Two Surrey Civic Coalition (SCC) members on the Surrey Board of Education have quit the party to join a coalition of trustees, which will now consist of members from a broad political spectrum.

SCC members Laurie Larsen and Terry Allen quit the left-leaning slate Wednesday to join with free-enterprise members of the board and form a coalition called Surrey First Education.

The name and the concept are extremely similar to Mayor Dianne Watts' Surrey First team, which is made up of labour members – such as Barinder Rasode and Judy Villeneuve – as well as a host of centre and right-leaning members.

Larsen, also the president of the Canadian Union of Public Employees local 402 (which represents City of Surrey workers), said the decision was difficult at first.

However, the more she thought of it, the more it felt right.

She remembers expecting partisan battles when first elected under the SCC banner in November 2008.

But that didn't happen.

She found some of the trustees who leaned to a different side of the political spectrum were extremely helpful.

"We just came together and decided we really do work well together," Larsen said Wednesday. "Terry (Allen) and I decided we really needed not to have a party influence on how we made decisions."

Larsen said while there wasn't politics in the boardroom, it still occurred at the executive level.

Sometimes, she said, the party indicates what "they feel you should or shouldn't be saying, and we'd just rather be free thinking."

Larsen and Allen join Trustees Shawn Wilson, Reni Masi and Pam Glass.

Wilson said the idea emphasizes what already occurs at the school board table.

"There's no backstabbing and knife-wielding at our board meetings," Wilson said.

SCC Trustee Ijaz Chatha was invited to join the group but declined.

Surrey Board of Eduation chairperson Laurae McNally will remain an independent representing White Rock.

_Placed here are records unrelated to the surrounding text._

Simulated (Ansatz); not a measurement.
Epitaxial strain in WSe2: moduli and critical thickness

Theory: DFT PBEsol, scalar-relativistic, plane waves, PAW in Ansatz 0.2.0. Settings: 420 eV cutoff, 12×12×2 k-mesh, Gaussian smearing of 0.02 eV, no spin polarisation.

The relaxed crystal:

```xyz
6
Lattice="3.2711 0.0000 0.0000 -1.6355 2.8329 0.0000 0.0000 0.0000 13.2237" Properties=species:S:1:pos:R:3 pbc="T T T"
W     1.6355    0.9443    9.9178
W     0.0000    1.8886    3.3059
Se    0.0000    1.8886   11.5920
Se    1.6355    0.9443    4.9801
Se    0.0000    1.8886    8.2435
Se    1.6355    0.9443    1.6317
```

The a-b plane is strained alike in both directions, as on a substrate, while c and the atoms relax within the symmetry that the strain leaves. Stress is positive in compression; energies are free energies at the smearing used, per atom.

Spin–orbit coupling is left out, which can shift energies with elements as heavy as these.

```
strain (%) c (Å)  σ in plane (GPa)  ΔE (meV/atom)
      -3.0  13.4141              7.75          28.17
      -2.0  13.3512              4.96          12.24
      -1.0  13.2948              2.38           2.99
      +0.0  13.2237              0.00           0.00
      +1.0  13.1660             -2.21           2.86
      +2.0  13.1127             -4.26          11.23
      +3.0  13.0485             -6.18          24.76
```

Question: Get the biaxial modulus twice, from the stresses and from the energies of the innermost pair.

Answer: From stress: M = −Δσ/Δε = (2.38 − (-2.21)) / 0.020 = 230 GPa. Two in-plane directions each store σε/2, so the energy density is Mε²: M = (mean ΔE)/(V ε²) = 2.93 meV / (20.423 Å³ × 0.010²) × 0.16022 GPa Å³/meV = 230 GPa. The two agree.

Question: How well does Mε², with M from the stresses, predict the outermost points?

The SCC is now reduced to Chatha on the board of education and Coun. Bob Bose on Surrey city council.

SCC president Stephanie Ryan called the departures a "betrayal of values" held within the party.

She said the two have now joined the "other side" which hasn't done anything for the abundance of portables in Surrey or pressuring the province for more funding.

"We think it's a mistake for them to join a team that hasn't gotten anything done for education in Surrey," Ryan said.